Food, nutrition and fresh water

Published February 13, 2026

  • Date (DD-MM-YYYY)

    21-02-2026 to 21-08-2026

    Available on-demand until 21st August 2026

  • Cost

    Free

  • Education type

    Publication

  • CPD subtype

    On-demand

Description

Emissions from land used to grow crops for food, animal feed, fiber, fuel and more, known as croplands, are often overlooked. But they are far from insignificant. New maps of crop emissions from a global collaboration of universities and international research institutions, led by Cornell University and Land & Carbon Lab, reveal that in 2020 alone, croplands emitted nearly 5% of global net greenhouse gas (GHG) emissions caused by human activity. That may sound small, but these emissions surpass those from global shipping and are on par with annual GHG emissions from tropical primary forest loss.

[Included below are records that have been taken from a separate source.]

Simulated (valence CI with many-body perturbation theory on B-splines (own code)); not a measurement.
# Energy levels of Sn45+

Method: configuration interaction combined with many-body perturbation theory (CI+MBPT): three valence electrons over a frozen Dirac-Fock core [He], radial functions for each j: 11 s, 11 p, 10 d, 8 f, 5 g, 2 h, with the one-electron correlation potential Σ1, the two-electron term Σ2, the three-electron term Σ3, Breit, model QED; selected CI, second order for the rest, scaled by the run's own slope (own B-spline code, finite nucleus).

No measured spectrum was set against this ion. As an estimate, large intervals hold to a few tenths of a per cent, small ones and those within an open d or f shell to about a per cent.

Just four crops — rice, maize (corn), wheat and oil palm — account for the majority (67%) of these emissions, even though hundreds of crops are grown worldwide. Emissions from these top-emitting crops come from the large areas of land they occupy and the way that land is managed, including the use of fertilizers, manure, burning leftover crops, and other cultivation techniques.

Clearly, these crops are essential to nourish a rising global population — projected to reach nearly 10 billion people by 2050 — as well as for the rapid increase in animal feed demand and for creating industrial products used in our everyday lives. At the same time, there is an opportunity to shape a more climate-smart, resource-efficient global food system, where farming plays a more significant role in addressing climate change.